546 F2d 1145 United States v. Villarreal
546 F.2d 1145
UNITED STATES of America, Plaintiff-Appellee,
Reynaldo VILLARREAL, a/k/a Pancho and Joe Arriaga,
United States Court of Appeals,
Feb. 9, 1977.
J. G. Hornberger, J. G. Hornberger, Jr., Laredo, Tex., for Reynaldo Villarreal.
Lazaro Garza-Gongora, Jr., Laredo, Tex., for Joe Arriaga.
John E. Clark, U. S. Atty., LeRoy Morgan Jahn, W. Ray Jahn, Asst. U. S. Attys., San Antonio, Tex., for plaintiff-appellee.
Appeals from the United States District Court for the Western District of Texas.
Before COLEMAN, GOLDBERG and GEE, Circuit Judges.
Reynaldo Villarreal and Joe Arriaga appeal their convictions for conspiracy to distribute heroin in violation of 21 U.S.C. §§ 841(a)(1) and 846. Villarreal and Arriaga, together with co-indictees Ronald Trevino and Hector Acuna, were accused of conspiring to sell heroin to an undercover Drug Enforcement Administration Agent, Officer Russell Reina. Trevino pleaded guilty, and Acuna died before trial.
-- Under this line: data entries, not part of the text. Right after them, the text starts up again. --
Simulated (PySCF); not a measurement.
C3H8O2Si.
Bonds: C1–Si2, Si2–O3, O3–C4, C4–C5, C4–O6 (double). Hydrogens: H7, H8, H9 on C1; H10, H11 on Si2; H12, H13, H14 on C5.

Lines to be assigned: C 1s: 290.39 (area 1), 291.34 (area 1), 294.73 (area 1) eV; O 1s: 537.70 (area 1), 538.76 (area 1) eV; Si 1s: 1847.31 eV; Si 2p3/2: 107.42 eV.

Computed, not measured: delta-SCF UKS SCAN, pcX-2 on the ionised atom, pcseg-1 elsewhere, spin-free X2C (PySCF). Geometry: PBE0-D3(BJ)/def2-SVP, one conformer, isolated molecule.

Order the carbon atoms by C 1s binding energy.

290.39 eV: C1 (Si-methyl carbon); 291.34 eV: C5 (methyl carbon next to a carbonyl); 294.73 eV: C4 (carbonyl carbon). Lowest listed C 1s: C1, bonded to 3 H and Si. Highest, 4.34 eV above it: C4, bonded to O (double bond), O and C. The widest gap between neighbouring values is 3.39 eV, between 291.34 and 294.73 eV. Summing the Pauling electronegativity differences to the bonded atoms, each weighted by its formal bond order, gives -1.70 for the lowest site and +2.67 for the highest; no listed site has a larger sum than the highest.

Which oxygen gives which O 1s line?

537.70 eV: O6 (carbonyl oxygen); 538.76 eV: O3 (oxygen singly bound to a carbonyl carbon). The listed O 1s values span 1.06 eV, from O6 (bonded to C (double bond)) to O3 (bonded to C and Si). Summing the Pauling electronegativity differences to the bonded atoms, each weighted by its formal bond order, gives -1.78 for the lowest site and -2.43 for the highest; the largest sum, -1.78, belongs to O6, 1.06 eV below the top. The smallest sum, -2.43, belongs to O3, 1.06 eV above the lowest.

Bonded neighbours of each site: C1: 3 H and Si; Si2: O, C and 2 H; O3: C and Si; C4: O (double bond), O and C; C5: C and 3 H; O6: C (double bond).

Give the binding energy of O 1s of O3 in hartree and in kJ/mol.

Appellants Villarreal and Arriaga, convicted in a joint jury trial, urge identical points of error: (1) the government failed to establish the existence of a conspiracy with evidence other than hearsay statements of alleged co-conspirators; (2) the government failed to establish appellants' knowing participation in the alleged conspiracy; (3) the government failed to prove the commission of any overt acts in furtherance of the conspiracy; and (4) the court improperly refused to strike from the indictment several allegations of overt acts and to exclude trial testimony relating to those acts.
In determining whether the government adequately proved the existence of a conspiracy and appellants' participation, we view the evidence in the light most favorable to the government, Glasser v. United States, 315 U.S. 60, 62 S.Ct. 457, 86 L.Ed. 680 (1942), and accept all reasonable inferences and credibility choices which support the jury verdict, United States v. Prout, 526 F.2d 380 (5 Cir. 1976); United States v. Black, 497 F.2d 1039 (5 Cir. 1974). In the instant case, undercover agents Reina and Alonzo had occasion personally to hear and observe appellants and the other co-conspirators. The testimony of these agents about their first-hand observations of the conspirators, as well as evidence adduced from surveillance operations, was sufficient to make a prima facie showing of the existence of a conspiracy and the appellants' willing participation therein independent of any hearsay statements by co-conspirators. The evidence at trial also established numerous overt acts committed by the various conspirators in furtherance of their plan to distribute heroin to Officer Reina, including several telephone conversations and various meetings to discuss and arrange the sale. Because of their inability to obtain heroin, the conspirators were unable to consummate the planned transaction. Success, however, is not an essential element for a conspiracy conviction, United States v. Jacobs, 451 F.2d 530 (5 Cir. 1971), cert. denied, 405 U.S. 955, 92 S.Ct. 1170, 31 L.Ed.2d 231 (1972); and the government's proof of conspiracy and appellants' participation was clearly sufficient in the instant case.
Appellants' final point of error challenges the trial court's failure to strike portions of the indictment and testimony at trial relating to the actions of co-conspirators Trevino and Acuna in meeting with officer Reina and selling heroin to him subsequent to the aborted transaction in which appellants had participated. Although the legal basis of appellants' attack is not clearly specified, they apparently object that these allegations and proofs related to a later, separate conspiracy in which they were not involved. Most likely, the subsequent successful distribution by Trevino and Acuna was simply the consummation of the conspirators' original agreement to sell heroin to Officer Reina. See United States v. Perez, 489 F.2d 51 (5 Cir. 1973), cert. denied, 417 U.S. 945, 94 S.Ct. 3067, 41 L.Ed.2d 664 (1974), for distinctions between single and multiple conspiracies. However, even if the evidence established more than one conspiracy, the law is well settled that appellants' convictions may stand because they were proved guilty of participation in at least one of the conspiracies. United States v. Wayman, 510 F.2d 1020 (5 Cir.), cert. denied, 423 U.S. 846, 96 S.Ct. 84, 46 L.Ed.2d 67 (1975); Robinson v. United States, 333 F.2d 950 (5 Cir. 1964); Jolley v. United States, 232 F.2d 83 (5 Cir. 1960).
Finding all of appellants' claims of error without merit, we affirm their convictions.